Empowering Farmers through Knowledge

Trade Kings Group Commissions Zambia’s First Glucose and Starch Plant in Lusaka

On October 21, 2025 Trade Kings Group, through its subsidiary Kingsworth Group Limited, switched on Zambia’s first commercial glucose and starch plant at the Lusaka Multi-Facility Economic Zone. The US$110 million facility is more than new machinery and a neat ribbon cutting. It is a turning point for Zambia’s industrial story, a physical answer to a long-running question: how to turn abundant raw maize into higher-value products that stay and grow here.

From the day the gates opened, the plant’s purpose was clear. It will produce starch, liquid glucose, maltodextrin and animal feed by-products for food, beverage and manufacturing clients across Zambia and beyond. That output will replace a significant share of imports, free up foreign exchange and create domestic supply chains that farmers, truck drivers, processors and retailers can count on. President Hakainde Hichilema described the commissioning as a national milestone in the country’s push from consumption to production, calling it proof that Zambia is walking the talk on industrial transformation.

Why this matters for farmers and communities

This is not an isolated factory. The plant has been designed to source roughly 126,000 tonnes of maize a year from local growers. That figure matters because it converts smallholder harvests into steady demand. For a farmer, a guaranteed buyer and predictable payments can mean the difference between seasonal uncertainty and a dependable household income. For rural towns, the new demand for maize creates knock-on work for transporters, grain graders, storage facilities and small businesses that service those workers.

The plant is also expected to generate more than 1,000 direct jobs on site. When technicians, operators and administrators receive training and stable pay, the benefits reach families and neighbourhoods. The local skills investments will also create a talent pool for future industrial projects, raising the long-term productivity of Zambia’s workforce.

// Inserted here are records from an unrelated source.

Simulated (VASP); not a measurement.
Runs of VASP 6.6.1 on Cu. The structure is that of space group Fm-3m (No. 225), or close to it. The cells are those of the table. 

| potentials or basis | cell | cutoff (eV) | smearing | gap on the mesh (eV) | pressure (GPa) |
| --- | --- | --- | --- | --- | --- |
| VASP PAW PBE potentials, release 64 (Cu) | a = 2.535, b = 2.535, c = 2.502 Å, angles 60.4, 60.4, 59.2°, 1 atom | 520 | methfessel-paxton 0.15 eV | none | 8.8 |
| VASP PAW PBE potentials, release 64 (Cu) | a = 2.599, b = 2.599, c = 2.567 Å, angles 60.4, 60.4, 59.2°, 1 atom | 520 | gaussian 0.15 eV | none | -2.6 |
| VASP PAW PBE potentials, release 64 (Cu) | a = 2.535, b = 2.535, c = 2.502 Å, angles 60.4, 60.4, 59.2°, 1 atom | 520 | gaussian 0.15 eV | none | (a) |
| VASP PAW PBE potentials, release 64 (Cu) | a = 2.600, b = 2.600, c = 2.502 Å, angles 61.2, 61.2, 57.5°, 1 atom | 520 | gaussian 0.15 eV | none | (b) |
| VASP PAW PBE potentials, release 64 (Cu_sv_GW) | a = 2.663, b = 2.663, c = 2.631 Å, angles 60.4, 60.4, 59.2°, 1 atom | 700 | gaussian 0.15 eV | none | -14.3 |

A measurable boost to the national economy

Beyond jobs and farm incomes, the plant moves the needle on macroeconomic concerns. With import substitution estimated to save more than US$30 million a year and export potential projected at up to US$150 million, the facility strengthens foreign exchange stability and cushions the economy against external shocks. Those are not just large numbers on a balance sheet. They represent more fiscal space for public priorities and a firmer platform for private investment.

Trade Kings Group has already been a major private investor in Zambia. The company’s ongoing commitments now exceed US$1 billion and support thousands of jobs across sectors. The new glucose and starch plant complements those investments by creating high-value goods that can be sold regionally and globally, amplifying Zambia’s industrial footprint.

How government and private sector came together

The plant sits inside a Multi-Facility Economic Zone, where incentives and predictable regulations helped bridge the gap between concept and commissioning. At the launch the President praised the success of public-private partnership, and the government reaffirmed measures to stabilize inflation and maintain a predictable exchange rate, both crucial for investor confidence. Commerce and industry officials framed the project as part of a broader industrial revival that is already creating new factories and jobs across the country.

What lies ahead

The facility was developed in two phases, with the first phase funded at US$60 million and the second at US$50 million. The initial focus will be on steady production and integrating local suppliers. Over time the goal is to scale exports, deepen backward linkages with farmers through better storage and logistics, and develop higher-value derivative products. Trade Kings Group and government leaders have also signalled further commissioning of major industrial projects, which suggests this plant is a headline act in a larger economic encore.

A short story about national independence through production

With Zambia approaching its 61st independence anniversary the new plant is a symbolic and practical milestone. It is proof that economic independence can be built product by product, job by job, crop by crop. The image of maize trucks arriving at a state-of-the-art processing line captures that evolution: from field to factory to shelf, an entire chain earning value inside the country. That is the practical meaning of industrialization, and it is what Zambians were celebrating when the plant was commissioned.

This glucose and starch plant is not a standalone success. It is a bridge. It connects farmers to markets, raw materials to manufactured goods, private ambition to national strategy. For businesses, it opens supply opportunities. For workers, it creates livelihoods. For the country, it is a concrete step toward producing more of what Zambia consumes and selling more of what the world buys. In short, it is a plant with the potential to change how Zambia grows its economy.